That was the catch-phrase of the 2000 election. No one seemed to be too particularly thrilled with either Bush or Gore. The only enthusiastic voters I saw were on television in cheering crowds, somewhere else. The people I knew in real life, Democrat and Republican, all had the same shrug-of-the-shoulders response: Eh’ [my candidate] sucks, but I like him better than [the other candidate].


In 2000 I decided to vote for Libertarian Party candidate Harry Browne. It was the most thought-out vote of my life. I had done all my research on the available candidates and determined that his party was the party I had the most in common with politically. Every time I was asked ‘Bush or Gore?’ I would smile and announce, ‘neither.’ I’d then explain about Harry and what Harry thought about things. Some of it was far-fetched, some simplistic, some brilliant. People would inevitably listen, smile condescendingly as though I were thick but well-meaning, and say: ‘So you’re throwing your vote away.’

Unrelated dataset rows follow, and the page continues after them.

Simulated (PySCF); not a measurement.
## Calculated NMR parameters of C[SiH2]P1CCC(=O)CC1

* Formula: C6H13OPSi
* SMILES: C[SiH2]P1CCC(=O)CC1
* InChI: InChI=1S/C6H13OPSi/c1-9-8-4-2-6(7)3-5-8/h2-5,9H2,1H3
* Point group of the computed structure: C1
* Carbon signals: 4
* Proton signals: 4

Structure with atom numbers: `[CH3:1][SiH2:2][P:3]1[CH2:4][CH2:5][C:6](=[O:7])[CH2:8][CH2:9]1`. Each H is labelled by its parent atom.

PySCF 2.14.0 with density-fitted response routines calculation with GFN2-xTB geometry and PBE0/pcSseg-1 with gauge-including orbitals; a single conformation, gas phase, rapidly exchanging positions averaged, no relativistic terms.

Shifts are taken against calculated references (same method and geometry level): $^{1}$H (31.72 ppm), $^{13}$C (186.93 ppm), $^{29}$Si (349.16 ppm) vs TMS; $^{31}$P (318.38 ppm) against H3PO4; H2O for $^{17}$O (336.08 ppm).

I begged to differ. Voting for someone on the grounds that he ‘sucks less’ than the other guy seems more like throwing one’s vote away than voting for a candidate you like; regardless of the certainty of his not winning. I don’t think the Green Party, the folks who helped show Albert Gore the door, wasted their votes at all. They made a big difference in the 2000 election by helping defeat the next-closest thing to their party and putting the polar opposite of their party in office. Tee hee.
But the end result was not their concern. They were happy to have voted the way they did, because they voted what they believed. Granted, their party seems ludicrous; their candidate creepy, girlfriendless, and prone to wear tennis shoes with suits; but they voted their hearts and not for a lesser evil.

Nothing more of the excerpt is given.